The Langley seawater tow tank, located on Langley Airbase in Hampton, Virginia, was designed and built by NACA in 1931 for seaplane research and has been in various states of use since then. Since 1983, NUWC has maintained stewardship of the tank and has conducted a large number of tests there. This paper will present an overview of the facility and its capabilities as well as discuss several recent test results.

The tank is reinforced concrete, 2880 feet long, 12 feet deep, and 24 feet wide, and can be filled with 5.4 million gallons of either fresh or baywater. Baywater can be filtered to 25 microns and has a salinity about half that of seawater. The carriage is powered by eight 75 hp D.C. motors with trolley style cables and can attain speeds of up to 40 knots. Power is generated by a 850 kW motor generator. Several struts exist for model towing and the carriage bas 110/120 V.A.C. and 3 phase 208 A.C. volt available power. A workshop is in the building and a variety of instrumentation and data acquisition is on hand.
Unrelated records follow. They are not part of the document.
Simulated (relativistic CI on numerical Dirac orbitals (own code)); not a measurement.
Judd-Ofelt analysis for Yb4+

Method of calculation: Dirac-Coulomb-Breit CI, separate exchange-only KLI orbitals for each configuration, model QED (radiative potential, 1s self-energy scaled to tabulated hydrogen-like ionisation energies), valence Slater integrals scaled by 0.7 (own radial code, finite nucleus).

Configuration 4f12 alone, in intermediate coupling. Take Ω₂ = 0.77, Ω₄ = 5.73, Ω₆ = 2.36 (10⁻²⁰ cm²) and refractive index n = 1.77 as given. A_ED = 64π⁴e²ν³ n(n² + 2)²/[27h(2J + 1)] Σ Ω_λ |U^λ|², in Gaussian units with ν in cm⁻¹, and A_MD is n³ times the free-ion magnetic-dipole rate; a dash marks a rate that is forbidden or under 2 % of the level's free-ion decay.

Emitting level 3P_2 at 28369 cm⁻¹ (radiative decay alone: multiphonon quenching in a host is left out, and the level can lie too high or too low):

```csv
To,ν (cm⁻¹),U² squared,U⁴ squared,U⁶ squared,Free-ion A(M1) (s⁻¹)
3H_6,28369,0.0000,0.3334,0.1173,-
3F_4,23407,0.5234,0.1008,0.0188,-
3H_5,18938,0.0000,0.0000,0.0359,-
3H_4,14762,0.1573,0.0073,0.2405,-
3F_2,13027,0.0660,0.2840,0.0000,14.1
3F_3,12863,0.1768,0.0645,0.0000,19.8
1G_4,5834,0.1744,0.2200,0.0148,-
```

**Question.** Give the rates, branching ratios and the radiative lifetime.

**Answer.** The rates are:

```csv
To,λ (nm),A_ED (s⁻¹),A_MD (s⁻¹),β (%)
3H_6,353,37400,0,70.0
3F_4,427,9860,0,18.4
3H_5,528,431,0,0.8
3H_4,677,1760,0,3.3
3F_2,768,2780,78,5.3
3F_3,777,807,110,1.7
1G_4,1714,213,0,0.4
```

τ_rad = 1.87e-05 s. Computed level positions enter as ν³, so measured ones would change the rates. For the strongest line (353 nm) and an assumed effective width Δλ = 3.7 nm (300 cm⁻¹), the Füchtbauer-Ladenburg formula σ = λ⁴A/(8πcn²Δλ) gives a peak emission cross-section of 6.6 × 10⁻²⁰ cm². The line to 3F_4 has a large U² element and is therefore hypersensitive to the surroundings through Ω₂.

Unique possibilities exist at the LTT due to the organic and physical properties of seawater. For example, one of the largest ever artificial colonies of plankton was grown there. Furthermore, because of the electrical conductivity of the water, research into the control of turbulent flows by magnetohydrodynamic forces can be, and bas been, performed there. To illustrate the variety of test configurations an capabilities, results are presented from three recent test programs performed at the tank.

The first will be the set-up and test results of a fully submerged axisymmetric 180 inch long cylindrical sting mounted model. The test rig will be shown including the floating swing balance which is coupled to an axial load cell. Test results will be shown for hydrodynamic resistance versus speed at zero and non-zero attack angles.

The second set of results shown will be those of a towed cylindrical body equipped with remotely actuated hydrodynamic drag brakes which was released in flight an allowed to come to rest Drag measurements made at different drag brake settings and speeds will be presented as well as photographic documentation.

Finally, a recent set of test results will be presented; taken on a submerged cylindrical body, strut mounted to a 6 degree of freedom load balance. Results to be presented will include force and moment measurements as a function of speed and attack angle.